Jim Plush commented on CASSANDRA-8894:

Uploading some testing screenshots I was doing the last couple days when trying to establish
some benchmarks. With compression off I was looking to do 1million writes (RF3) with 50K reads
on a 60 node cluster. with the default of 64K buffer size I/O was saturated and read latency
was 100+ms. with the buffer at 4K I/O was quite stable at that rate. This was a straight row
key look up test. e.g. no wide rows. It was reading way too much data for the queries. Would
it be possible to have the buffer size set on a per table setting?

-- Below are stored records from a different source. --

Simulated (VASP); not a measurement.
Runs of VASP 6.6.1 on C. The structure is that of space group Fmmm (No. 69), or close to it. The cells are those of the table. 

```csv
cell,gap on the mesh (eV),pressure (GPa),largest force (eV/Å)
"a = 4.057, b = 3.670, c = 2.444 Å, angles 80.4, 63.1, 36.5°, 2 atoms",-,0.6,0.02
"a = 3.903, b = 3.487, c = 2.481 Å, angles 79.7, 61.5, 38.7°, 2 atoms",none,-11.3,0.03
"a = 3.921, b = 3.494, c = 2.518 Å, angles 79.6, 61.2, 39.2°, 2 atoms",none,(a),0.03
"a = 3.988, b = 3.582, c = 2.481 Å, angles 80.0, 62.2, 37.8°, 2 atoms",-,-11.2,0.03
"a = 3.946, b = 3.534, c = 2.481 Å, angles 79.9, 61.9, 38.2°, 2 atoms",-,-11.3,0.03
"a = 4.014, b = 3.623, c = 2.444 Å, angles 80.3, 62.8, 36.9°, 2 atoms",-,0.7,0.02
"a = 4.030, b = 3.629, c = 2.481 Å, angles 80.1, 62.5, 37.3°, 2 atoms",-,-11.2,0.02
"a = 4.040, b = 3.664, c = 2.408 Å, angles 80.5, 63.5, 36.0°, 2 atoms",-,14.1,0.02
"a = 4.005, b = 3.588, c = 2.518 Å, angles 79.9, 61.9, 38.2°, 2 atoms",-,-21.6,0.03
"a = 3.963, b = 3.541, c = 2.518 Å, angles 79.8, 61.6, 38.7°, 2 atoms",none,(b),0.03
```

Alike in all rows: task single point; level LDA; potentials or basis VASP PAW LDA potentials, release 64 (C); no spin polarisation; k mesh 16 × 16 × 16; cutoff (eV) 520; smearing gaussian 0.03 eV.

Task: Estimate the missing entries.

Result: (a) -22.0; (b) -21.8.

> Our default buffer size for (uncompressed) buffered reads should be smaller, and based
on the expected record size
> ------------------------------------------------------------------------------------------------------------------
>                 Key: CASSANDRA-8894
>                 URL:
>             Project: Cassandra
>          Issue Type: Improvement
>          Components: Core
>            Reporter: Benedict
>            Assignee: Stefania
>              Labels: benedict-to-commit
>             Fix For: 3.0 alpha 1
>         Attachments: 8894_25pct.yaml, 8894_5pct.yaml, 8894_tiny.yaml, screenshot-1.png,
> A large contributor to slower buffered reads than mmapped is likely that we read a full
64Kb at once, when average record sizes may be as low as 140 bytes on our stress tests. The
TLB has only 128 entries on a modern core, and each read will touch 32 of these, meaning we
are unlikely to almost ever be hitting the TLB, and will be incurring at least 30 unnecessary
misses each time (as well as the other costs of larger than necessary accesses). When working
with an SSD there is little to no benefit reading more than 4Kb at once, and in either case
reading more data than we need is wasteful. So, I propose selecting a buffer size that is
the next larger power of 2 than our average record size (with a minimum of 4Kb), so that we
expect to read in one operation. I also propose that we create a pool of these buffers up-front,
and that we ensure they are all exactly aligned to a virtual page, so that the source and
target operations each touch exactly one virtual page per 4Kb of expected record size.